Police forces all over the Thames Valley were alerted in March 1896 when a Thames bargeman hauled a brown paper parcel containing the body of a baby out of the river. The child had been strangled with a bootlace that was still around its neck, and the parcel was weighted with a brick.

In the previous six months the bodies of no fewer than 40 children, strangled with bootlaces or tape and wrapped in parcels, had been lifted out of the river. But this latest one yielded a vital clue. Written on the inside of the brown paper was a name and a Reading address, still legible despite long immersion. The paper had once wrapped a parcel sent to the home of a Mrs. Amelia Dyer.

Not that she was there any more. A frequent mover, she was now at another address, in Caversham. By the time police traced her, two more babies had been found in the river.

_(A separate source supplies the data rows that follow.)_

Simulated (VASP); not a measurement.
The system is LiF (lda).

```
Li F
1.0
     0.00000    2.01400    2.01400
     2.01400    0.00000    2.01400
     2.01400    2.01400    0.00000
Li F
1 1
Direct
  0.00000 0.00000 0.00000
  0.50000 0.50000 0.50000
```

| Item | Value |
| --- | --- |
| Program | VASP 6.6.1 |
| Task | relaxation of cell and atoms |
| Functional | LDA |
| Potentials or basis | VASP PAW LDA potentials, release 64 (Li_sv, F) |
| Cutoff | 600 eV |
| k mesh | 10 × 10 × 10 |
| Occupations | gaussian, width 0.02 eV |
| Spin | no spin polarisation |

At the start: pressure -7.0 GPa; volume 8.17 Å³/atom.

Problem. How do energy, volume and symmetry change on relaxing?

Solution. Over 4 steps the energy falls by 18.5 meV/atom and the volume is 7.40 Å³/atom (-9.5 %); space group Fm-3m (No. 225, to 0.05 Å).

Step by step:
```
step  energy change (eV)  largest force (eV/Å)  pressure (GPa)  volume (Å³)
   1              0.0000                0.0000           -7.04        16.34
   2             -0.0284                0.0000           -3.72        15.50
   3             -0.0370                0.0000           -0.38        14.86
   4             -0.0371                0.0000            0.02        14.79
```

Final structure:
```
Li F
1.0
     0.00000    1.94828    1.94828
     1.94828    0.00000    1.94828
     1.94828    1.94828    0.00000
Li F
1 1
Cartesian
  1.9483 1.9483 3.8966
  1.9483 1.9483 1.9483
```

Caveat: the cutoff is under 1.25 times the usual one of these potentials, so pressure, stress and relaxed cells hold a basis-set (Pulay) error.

Detectives soon discovered that Mrs. Dyer, a huge, overweight woman of 56, was also known as Mrs. Thomas, Mrs. Harding, and Mrs. Stanfield. There were lots of baby clothes at her home, but no babies.

So who were the babies’ mothers? Evelina Marmon, a Cheltenham barmaid, was one. With no money to keep her illegitimate daughter Doris, she answered a newspaper advert from a woman seeking to adopt a child. Relieved to find that the seemingly kindly “Mrs Stanfield” wanted only £10, she parted company with Doris. Twenty-four hours later Mrs. Stanfield, aka Dyer, strangled little Doris and threw her body into the Thames.

The body of another child, found at the same time as Doris, was identified as having been in the care of a Mrs. Amelia Sergeant, who gave evidence when Mrs. Dyer was brought before Reading magistrates. “I said to Mrs. Dyer, ‘You’ll be kind to him, won’t you?’” she testified. “She replied, ‘Trust me for that!’”

While Mrs. Dyer’s minimum charge for “adopting” a child had been £10, receipts proved that she was paid as much as £100 for some of her so-called “charges.” Other evidence showed that she killed the children within 24 hours of taking them into care.

At her Old Bailey trial in May 1896, one of the witnesses against her was her daughter Margaret Palmer, who described an occasion when her mother came to see her with a baby.

“I was putting my own baby to bed. The one she had with her was crying bitterly, and she undressed it to quieten it. Later I went into the bedroom to see my little one and when I returned I saw the baby that my mother had brought with her lying on the couch, closely muffled in a shawl, apparently asleep. My mother wouldn’t let me go near it.”

Next morning there was no trace of the child, but she saw a bundle under the couch. She later found some tape had disappeared from her workbox. Her mother left with the “bundle” under her arm.

Amelia Dyer was in a state of collapse when the jury found her guilty after an absence of only six minutes. Before her execution she made a feeble attempt to strangle herself by twisting a handkerchief around her throat. She was hanged on Wednesday, June 10th, 1896, at Newgate. Her great bulk reduced to a quivering and helpless mass, she staggered out to meet her end.

The corpses of seven children were directly linked to her, but police were convinced that she was responsible for dozens more hauled out of the Thames and the Kennet.